December 8, 2020
Thanks for tuning in to Mixmax Advent 2020! This is the 8th post in the series; click the link to check out the prior posts and check back for more :)
In this post, I’d like to detail our journey migrating from Elastic Beanstalk (EB) to Fargate, using Terraform to codify our infrastructure along the way. The intended audience for this blog post are interested engineers, with passing familiarity with Amazon Web Services. We gained a lot of flexibility and insight into our systems, were able to recover reasonably quickly from a recent AWS outage, and saved some cash along the way. I hope you enjoy the ride; I know I have!
Enter Elastic Beanstalk. Amazon’s PaaS offering was well suited for the Mixmax of the time, allowing us to quickly deploy code without hassle while supporting deeper customization of environments and allowing us to “own” as much of our infrastructure as we wanted. We could SSH in if we wanted, test tweaks on EC2 instances directly, and pre-provision capacity. We designed custom CI pipelines for Mixmax-specific business logic, and Elastic Beanstalk was yielding enough that what few quirks it did have were overlooked or worked around for years.
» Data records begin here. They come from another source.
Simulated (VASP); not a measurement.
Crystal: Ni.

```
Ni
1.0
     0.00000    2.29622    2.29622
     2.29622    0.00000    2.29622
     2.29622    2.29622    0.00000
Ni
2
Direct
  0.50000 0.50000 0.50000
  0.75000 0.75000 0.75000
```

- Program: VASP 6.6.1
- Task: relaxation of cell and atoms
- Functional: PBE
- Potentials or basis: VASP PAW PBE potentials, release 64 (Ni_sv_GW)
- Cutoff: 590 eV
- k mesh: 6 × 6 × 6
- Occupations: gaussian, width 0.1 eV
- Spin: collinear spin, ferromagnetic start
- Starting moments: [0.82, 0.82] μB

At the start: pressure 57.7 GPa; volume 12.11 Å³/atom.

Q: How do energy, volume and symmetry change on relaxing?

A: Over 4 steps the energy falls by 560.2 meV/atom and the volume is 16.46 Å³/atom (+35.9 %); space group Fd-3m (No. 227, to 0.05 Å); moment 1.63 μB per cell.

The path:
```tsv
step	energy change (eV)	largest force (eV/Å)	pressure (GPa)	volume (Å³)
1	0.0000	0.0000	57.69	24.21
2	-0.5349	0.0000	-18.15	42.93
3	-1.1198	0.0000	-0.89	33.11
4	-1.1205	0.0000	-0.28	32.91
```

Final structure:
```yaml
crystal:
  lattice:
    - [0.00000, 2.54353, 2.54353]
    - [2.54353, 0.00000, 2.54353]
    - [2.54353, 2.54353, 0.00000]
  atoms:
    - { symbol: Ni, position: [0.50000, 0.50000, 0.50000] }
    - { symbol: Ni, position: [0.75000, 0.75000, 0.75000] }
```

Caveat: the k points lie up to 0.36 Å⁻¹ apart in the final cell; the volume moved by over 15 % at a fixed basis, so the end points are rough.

Eventually though, it became clear to our engineers that we had pushed the limits of Elastic Beanstalk and would need to imagine another solution. Deploying new code or rolling back took a very long time at our larger scale (sometimes an hour or more), and both processes were flaky with such large instance pools. Elastic Beanstalk did not scale responsively enough to sudden shifts in traffic, and only supported scaling off one metric at a time; eventually, we ended up pinning minimum instance counts to the same value as the maximum - we weren’t scaling at all and were instead spending lots of money to “paper over” capacity issues. These problems alone caused multiple outages and many more headaches.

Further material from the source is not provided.